Beyond the healthcare pages our lawyers share with you multi-sector insights where you will discover articles on Dubai’s DIFC regulatory framework for startups, Bahrain’s commercial agencies law, and we also shed light on Kuwaiti civil code and the advantages of setting up a joint stock company in Saudi Arabia.Read the full edition
The Defendants they are suing in such proceedings will, however, often be located in the DIFC and have assets there or elsewhere in the UAE, making them susceptible to enforcement proceedings brought by successful Claimants. Although it is usually only worth suing Defendants who are solvent, there is less to stop a financially fragile Claimant with no assets in the DIFC (or anywhere else in the UAE) from filing a claim in the DIFC Courts.
When it comes to parties’ legal costs, the DIFC Courts follow the common law principle that the successful party at trial is usually entitled to recover a significant share, sometimes the entire share, of its costs from the losing party following the trial. If a losing Claimant does not have the funds to satisfy a resulting costs order or simply refuses to comply with it and the winning Defendant is unable to enforce the costs order in another jurisdiction (where the losing Claimant has assets), the Defendant’s trial victory may be pyrrhic if the considerable financial cost of achieving it cannot be recovered from the Claimant in practice. The enforceability of Court judgments and orders in other jurisdictions is, even if possible, often complicated and slow. This is particularly relevant to proceedings before the DIFC Courts, given the relatively transient nature of Dubai and the ease with which assets can be moved out of the jurisdiction at short notice if a party feels its assets are vulnerable to a Court judgment or order.

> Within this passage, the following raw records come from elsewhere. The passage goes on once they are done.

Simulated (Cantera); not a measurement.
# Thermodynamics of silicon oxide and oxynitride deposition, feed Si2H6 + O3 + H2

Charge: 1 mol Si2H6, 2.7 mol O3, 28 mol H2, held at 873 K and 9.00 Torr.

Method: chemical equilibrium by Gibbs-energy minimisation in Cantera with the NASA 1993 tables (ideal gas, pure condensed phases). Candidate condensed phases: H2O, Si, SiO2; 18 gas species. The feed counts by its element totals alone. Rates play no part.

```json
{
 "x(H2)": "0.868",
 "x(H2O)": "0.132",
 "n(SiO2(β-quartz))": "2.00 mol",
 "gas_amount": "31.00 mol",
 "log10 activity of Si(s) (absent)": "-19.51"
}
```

From a Defendant’s perspective, the scenario outlined above gives rise to the possibility of relatively risk-free litigation on the part of a Claimant with a weak claim and who may have few if any assets. One option available to a Defendant in the DIFC Courts to lessen the risk of being left to bear significant costs even if it wins a trial is to make a security for costs application against the Claimant pursuant to Part 25 of the Rules of the DIFC Courts (RDC). Such an application, if successful, involves the Respondent (Claimant) paying specified funds into the Court’s account to ensure that its costs liabilities can and will be met should the Court order it to pay a portion of the Applicant’s (Defendant’s) costs following a trial. Apart from providing Defendants with the intended costs security, such applications also help to weed out weak claims at a relatively early stage because Claimants will need to think long and hard before parting with significant funds relatively soon after filing a claim they may themselves not have full confidence in.
The DIFC Courts will consider a number of factors when determining a security for costs application and will order security for costs to be provided if they are satisfied, having regard to all the circumstances of the case, that it is just to make such an order and if one or more of the conditions set out in Rule 25.102 of the RDC are met. The key conditions are that the Respondent: (1) is resident outside the UAE; (2) is a company or other body and there is reason to believe it will be unable to pay the Applicant’s costs if ordered to do so; (3) the Respondent has changed addresses since the claim was filed in order to evade the consequences of litigation; (4) the Respondent did not include its (correct) address in the claim form; or (5) the Respondent has taken steps in relation to its assets that would make it difficult to enforce a costs order against it.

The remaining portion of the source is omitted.